Electronic Arts on Friday filed suit against Zynga claiming it ripped off EA's The Sims Social in producing its new game The Ville. The EA copyright lawsuit is the latest legal woes for the popular social media games publisher. EA's Lucy Bradshaw says in a blog post Friday.
The similarities go well beyond any superficial resemblance. Zynga's design choices, animations, visual arrangements and character motions and actions have been directly lifted from The Sims Social.

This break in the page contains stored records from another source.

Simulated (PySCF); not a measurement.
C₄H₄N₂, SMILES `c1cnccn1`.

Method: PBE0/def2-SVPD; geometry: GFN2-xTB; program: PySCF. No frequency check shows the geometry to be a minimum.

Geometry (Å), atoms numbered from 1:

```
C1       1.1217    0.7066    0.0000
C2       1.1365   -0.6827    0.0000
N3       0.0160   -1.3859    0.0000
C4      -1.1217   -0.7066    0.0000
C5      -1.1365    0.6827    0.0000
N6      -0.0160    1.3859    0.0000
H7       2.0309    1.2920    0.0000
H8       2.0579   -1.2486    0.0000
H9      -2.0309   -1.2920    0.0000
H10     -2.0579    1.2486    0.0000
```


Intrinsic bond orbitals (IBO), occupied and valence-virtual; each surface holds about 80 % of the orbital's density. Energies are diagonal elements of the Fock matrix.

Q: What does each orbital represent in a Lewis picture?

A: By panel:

Zynga, however, contends EA doesn't understand copyright principles and that EA's SimCity Social bears an uncanny resemblance to Zynga's game CityVille. When it comes to copyright issues, it's the expressive elements (graphics, animation) that really count, not the game play. I'd certainly not expect the artists at Zynga to have done any copying, but they may have created graphics that look almost identical.

Double-Whammy Legal Blow

Zynga not only has to combat this copyright lawsuit, but it also faces  legal action by its investors who allege the company and its executives engaged insider trading. Back in April, Zynga insiders sold 43 million shares of stock at $12 per share, making over $500 million. Three months after the stock sale, Zynga reported second quarter revenues that came in 5 percent lower than Wall Street analysts' estimates. As a result, Zynga's share price plummeted 40 percent overnight and triggered allegations by investors of insider trading. Schubert Jonckheer & Kolbe is investigating whether Zynga's insiders, including CEO Mark Pincus, were privy to insider knowledge when they sold their shares in April, says a Kotaku report. And law firm Levi & Korsinsky issued a statement that it too was investigating "concerns that Zynga misrepresented and/or failed to disclose materially adverse facts about its business and financial condition." Personally, I'm more than a little skeptical here - not about Zynga, but about the analysts. The whole social gaming sector is pretty new and Zynga itself is only five years old, with less than a year of experience as a public company. While companies provide plenty of information to analysts, I really doubt if anyone even with the analyst's knowledge of such a  volatile sector could be that precise in forecasting the revenues. How could Zynga's executives have anticipated that with rising numbers of users that a 5 percent revenue shortfall would trigger such a dramatic drop in the stock price? It seems quite a reach. However, remember Zynga is now a publicly listed company and not only has to behave impeccably but also look the part. Despite facing mounting legal woes, this kind of storm is nothing new to Zynga. I expect them to weather it. The really hard work for them is to continually keep on coming up with new and engaging games.